It’s been three weeks since I flubbed my New Year’s resolution. I’m not proud of this fact, but here we are. Just like last year. I think the main problem with New Years resolutions is that they happen on January 1. There is no worse day in the year to try to turn things around.
What worse day to commit yourself to a strict diet that the day you wake up with impossibly high blood sugar and a stomach stretched to twice its normal size. You ate your weight in baked brie the night before, so you need a burrito, not a bowl of berries. You’ve just spent ten days grazing on breaded delicacies and mysterious shapes dipped in chocolate. You briefly wondered if it’s popcorn or nuts under all that chocolate, as you shoved another handful in your mouth. Somewhere during the last week of December, you succumbed to the Honey Baked Ham, which is pretty much salty pig candy. You’re in no shape for drastic change.
Several people have told me they were going to stop drinking alcohol for the month of January. I can only imagine how that went. First of all, pick a month with fewer days. Secondly, alcohol was invented for January. It gets dark at 4pm and the sun doesn’t rise until after 7. If you like the nightlife, January is for you! Why not quit drinking during a month where you can go out and enjoy wholesome things like walks on the beach and guacamole. You’ve got to ease your way back from the cumulative hangover that stems from getting together for a few holiday drinks thirty days in a row.

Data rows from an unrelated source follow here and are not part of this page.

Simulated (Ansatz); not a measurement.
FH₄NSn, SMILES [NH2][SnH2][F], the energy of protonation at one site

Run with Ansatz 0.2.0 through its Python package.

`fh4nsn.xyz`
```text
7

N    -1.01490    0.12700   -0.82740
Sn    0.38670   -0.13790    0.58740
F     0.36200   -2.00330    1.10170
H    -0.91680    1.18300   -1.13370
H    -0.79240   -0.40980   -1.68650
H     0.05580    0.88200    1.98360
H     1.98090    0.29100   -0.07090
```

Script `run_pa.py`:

The fiscal resolution is one of the trickiest. It starts out okay, because you can get away with spending absolutely no money on January 1. Chances are you have half an open bottle of champagne by your bed and a half a Honey Baked Ham in the fridge. You can stick to this feeling of austerity right up to the 10th when your holiday credit card bill rolls in. That thing packs a punch like no other bill you’ll see all year. In fact, my first instinct is to call the fraud department, hopeful that some lunatic has stolen my credit card and has gone on a bender at Amazon. Every year, that lunatic turns out to be me. The truth is that I only spent $80. Two hundred times. There are millions of tiny little charges that seemed so necessary at the time. An extra trip to the Home Depot for just one more wreath. The Christmas Eve celebration. The Christmas Day celebration. The Boxing Day bonanza. The salty pig candy wasn’t cheap either.
If your resolution was to get your house organized (ahem), why would you pick the messiest, most cluttered day of the year? Remnants of gifts (and often the gifts themselves) need to be thrown out before you can even tackle your normal mess. The toys and shoes that needed to be sorted and culled months ago are now hidden under a dust of pine needles and ribbons.
The good news is that I’ve just given you all the excuses you need to feel good about your New Year’s failure. The bad news is that it’s now February 1st, and it’s go time. January is just the buffer month, a month to get the tree off the curb and maybe cut back on the sodium. January is here to ease us back in; not to help us lose weight but to maybe help us slow the rate of gaining. So today’s the day. Happy (adjusted) New Year. Let’s be grateful it’s a short month.